Wednesday, October 9, 2013

Switchblade Sisters (1975)



           A cartoonish exploitation movie rescued from obscurity by grindhouse godhead Quentin Tarantino—who re-released the picture theatrically and on home video through his short-lived Rolling Thunder Pictures imprint—Switchblade Sisters is a distaff precursor to Walter Hill’s infinitely superior gang-warfare thriller The Warriors (1979). Like the latter film, Switchblade Sisters features action and characterization that wouldn’t be out of place in a comic book, even though the lurid storyline’s tropes of rape and sexual politics are strictly for grown-ups. Directed by ’70s staple Jack Hill, who made most of Pam Grier’s best vehicles, Switchblade Sisters has been exhibited under many titles, including The Jezebels and Maggie’s Stiletto Sisters. As the various monikers imply, the story revolves around an all-girl street gang. Led by tiny but vicious Lace (Robbie Lee), the Dagger Debs get caught in a turf war with a rival male gang at the same time a new member, Maggie (Joanne Nail), discovers misdeeds by Lace and slowly usurps Lace’s role as leader. By the end of the story, the Dagger Debs have become the Jezebels, a hardcore outfit with a fierce reputation and a violent track record.

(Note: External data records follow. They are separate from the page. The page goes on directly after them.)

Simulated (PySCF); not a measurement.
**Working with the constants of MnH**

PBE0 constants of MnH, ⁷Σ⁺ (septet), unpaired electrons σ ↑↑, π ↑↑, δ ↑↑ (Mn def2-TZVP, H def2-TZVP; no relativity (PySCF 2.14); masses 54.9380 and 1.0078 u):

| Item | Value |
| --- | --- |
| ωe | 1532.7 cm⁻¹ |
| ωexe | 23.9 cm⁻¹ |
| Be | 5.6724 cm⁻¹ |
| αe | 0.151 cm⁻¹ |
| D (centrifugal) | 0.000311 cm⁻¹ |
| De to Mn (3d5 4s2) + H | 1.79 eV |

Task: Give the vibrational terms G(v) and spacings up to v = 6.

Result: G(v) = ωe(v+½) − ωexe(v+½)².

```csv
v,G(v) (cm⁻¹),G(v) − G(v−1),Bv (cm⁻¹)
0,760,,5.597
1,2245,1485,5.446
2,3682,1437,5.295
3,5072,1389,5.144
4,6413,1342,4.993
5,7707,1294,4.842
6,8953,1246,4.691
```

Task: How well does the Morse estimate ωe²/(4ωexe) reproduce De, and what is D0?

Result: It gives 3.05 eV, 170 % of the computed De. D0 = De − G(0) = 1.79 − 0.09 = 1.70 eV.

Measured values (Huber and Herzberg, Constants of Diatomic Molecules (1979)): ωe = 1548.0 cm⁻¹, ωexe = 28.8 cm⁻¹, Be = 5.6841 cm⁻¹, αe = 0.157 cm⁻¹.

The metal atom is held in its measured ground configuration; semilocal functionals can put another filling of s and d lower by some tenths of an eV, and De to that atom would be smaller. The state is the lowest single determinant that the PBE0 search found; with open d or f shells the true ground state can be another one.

          The movie is filled with fights, prison scenes, and undercover missions, so nearly every cliché of female-centric action cinema is represented. Bull-dyke prison boss? Check. Climactic catfight? Check. Babes using their wiles to outsmart men? Check. None could accuse the makers of Switchblade Sisters of shortchanging the audience in terms of silly violence, especially since the ending features a full-fledged street war involving armored vehicles, machine guns, and—just for good measure—an all-black gang comprising nothing but militant females. There’s even room in the flick for a Dagger Deb named Patch who has—you guessed it!—an eye patch. The acting in Switchblade Sisters is generally awful, though leading lady Nail has a certain sexy swagger, but the dialogue is so cheesy it’s not as if highly developed dramatic skills were required. Similarly, while the story is highly predictable, Hill delivers the goods so abundantly that the picture never fails to generate something resembling excitement. And because Hill goes much lighter on nudity than usual, it’s easier to except the quasi-feminist posturing of Switchblade Sisters than it is to accept similar rhetoric in Hill’s other drive-in flicks.